Charities to ‘pick up the pieces’?

More than a trace of disillusionment was detectable in the
speech chief executive Stuart Etherington gave at the National
Council for Voluntary Organisations’ annual conference a fortnight
ago.

He feared in particular a scenario where charities involved in
public service delivery were being relied upon to “pick up the
pieces” of public sector failure.

“Although we have made substantial gains by focusing so much as a
sector in the past 10 years on our relationship with government, we
have lost focus on the other things we do,” Etherington told
delegates.

For an organisation that has consistently supported the
government’s drive to increase the sector’s involvement in public
services – although always with the proviso that organisations
should have the freedom to opt out – Etherington’s words hinted at
a weariness with the government’s agenda.

At the same conference a year ago, he dismissed worries over the
sector surrendering its independence to deliver public services as
a “tired old story” that needed to be “put to bed”.
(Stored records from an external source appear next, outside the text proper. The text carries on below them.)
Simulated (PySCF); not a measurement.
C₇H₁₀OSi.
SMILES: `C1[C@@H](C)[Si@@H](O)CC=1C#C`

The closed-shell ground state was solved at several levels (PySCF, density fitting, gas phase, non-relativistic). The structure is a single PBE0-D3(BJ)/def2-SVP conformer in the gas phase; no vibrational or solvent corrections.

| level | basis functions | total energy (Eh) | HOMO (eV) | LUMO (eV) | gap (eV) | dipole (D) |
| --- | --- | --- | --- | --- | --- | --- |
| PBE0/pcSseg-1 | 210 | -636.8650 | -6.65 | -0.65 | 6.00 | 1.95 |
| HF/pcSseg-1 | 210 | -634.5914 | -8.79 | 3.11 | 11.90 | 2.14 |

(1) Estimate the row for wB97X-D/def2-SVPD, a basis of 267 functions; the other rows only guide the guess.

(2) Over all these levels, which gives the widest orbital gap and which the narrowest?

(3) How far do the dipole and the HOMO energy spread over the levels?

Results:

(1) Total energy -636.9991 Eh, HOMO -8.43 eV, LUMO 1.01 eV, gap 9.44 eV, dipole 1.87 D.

Whitehall would do well to sit up and take notice of the NCVO’s
apparent change of heart if it wants to avoid alienating one of its
few allies in the sector.

Many organisations, including the Social Directory for Change, have
stuck firmly to the belief that voluntary organisations would risk
their cherished independence if they became more involved in public
service delivery.

The NCVO, by contrast, has consistently promoted the message that
those who want to deliver public services should be allowed to do
so, without losing independence, and those who do not should not
suffer.

If the NCVO’s stance seems to be wavering, it is unsurprising given
the mounting evidence of the government trying to prescribe the
sector’s purpose and direct its activities to complement its own
policies.

Heavy criticism has been levelled, for example, at the Big Lottery
Fund – the result of the merger of the Community and New
Opportunities Funds.

Concerns that organisations whose aims did not tie in with
government policies would lose out financially grew after the
operator’s funding streams were announced before the supposed
consultation on them had even ended. The open grants programme that
had existed under the Community Fund, which allowed people to apply
for large sums of money for a wider range of causes, no longer
exists.

Even where the government is supposed to be supporting the sector
to deliver public services, there have been unexplained and
unacceptable delays in the releasing of funds.

Etherington has been forced to write to the Home Office asking why
the £80m allocated to implement the ChangeUp programme, to be
spent on areas such as governance and IT, has yet to
materialise.

The landmark decision last week by the Charity Commission allowing
charities to deliver a whole public service rather than a
supplementary one will make it easier for the voluntary sector to
become involved in the public service delivery agenda.

But, as Campbell Robb, director of public policy at NCVO, points
out: “It should not be seen as giving carte blanche to councils to
transfer responsibility for public services to charities. It will
be important that any such newly created organisations, as with any
charity, can satisfy two critical tests: that their governance
structures and mission are truly independent of the founding
authority and that their purposes are charitable and provide a
genuine public benefit for the community.”

Research carried out by the NCVO last year showed that it was large
organisations that were benefiting from cash coming into the sector
via public services, while medium and small ones had seen their
income fall.

Despite government rhetoric that voluntary groups have a choice
about becoming involved in public services, there are worrying
signs that the number of genuine options available is
diminishing.

In the past four years, policy changes in the voluntary sector have
been formed with public service delivery in mind and the millions
of pounds that have flooded into the sector have been for those
that want to play ball. The question is, where does that leave
those that do not?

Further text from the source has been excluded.